Electrical Stress in High Voltage Capacitor Units

C. Mackinnon[1], B. Stewart[1]
[1]University of Strathclyde, United Kingdom
Published in 2019

As modern electrical power networks grow to reduce costs to consumers, improve security of supply, and make better use of renewable energy, power electronic interfaces are set to become increasingly commonplace by allowing controllability, diversity in supply and demand, and the asynchronous connections necessary for renewable resources. Power electronic converter interfaces use capacitor banks to support reactive power and direct current voltage, and as components of tuned filtering arrangements.

For such applications, resilience to electrical field stresses is critical to capacitor unit design: electrical stresses within capacitor assets can degrade insulation and cultivate incipient faults [1]. Left unchecked, a developing fault can gradually lead to insulation breakdown and reduce the overall capacitance of a unit or bank, which can in turn lead to cascading failure as greater voltages are shared across a reduced asset reactance [2].

COMSOL Multiphysics'® AC/DC Module is employed in this study to emulate electrical field stresses throughout a simplified capacitor unit. Regions of high electrical field stress are highlighted using an electrostatics boundary condition for consideration in capacitor design engineering. Their implications for fault development and progression in capacitor banks are noted.
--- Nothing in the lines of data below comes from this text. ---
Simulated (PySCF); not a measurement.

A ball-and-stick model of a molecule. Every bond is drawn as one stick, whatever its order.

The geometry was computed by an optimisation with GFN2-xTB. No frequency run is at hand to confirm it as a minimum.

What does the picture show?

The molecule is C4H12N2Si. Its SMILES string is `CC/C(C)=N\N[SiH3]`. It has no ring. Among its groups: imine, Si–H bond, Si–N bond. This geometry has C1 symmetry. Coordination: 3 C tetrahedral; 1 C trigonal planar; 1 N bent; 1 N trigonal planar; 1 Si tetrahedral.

While this study makes use of a simplistic capacitor model geometry of static size, approximates a homogenous dielectric, and ignores sources of noise inherent to real applications, it could offer some limited insight into physical influences within enclosed assets, which are at present adopting an increasingly pervasive role in electrical infrastructure, and is configurable such that other capacitor designs can be studied with relative ease.

An awareness of asset failure modes is necessary for engineering design and can inform decision-making for maintenance activities in operational contexts.

References

[1] C. W. Reed, S. W. Chichanowski, ``The fundamentals of aging in HV polymer-film capacitors'', IEEE Transactions on Dielectrics and Electrical Insulation, Vol. 1, No. 5, October 1994.

[2] M. Ellis, D. J. Meisner, M. Thakur, ``Innovative protection schemes for H configuration fuseless grounded shunt capacitor banks'', 65th Annual Conference for Protective Relay Engineers, 2012.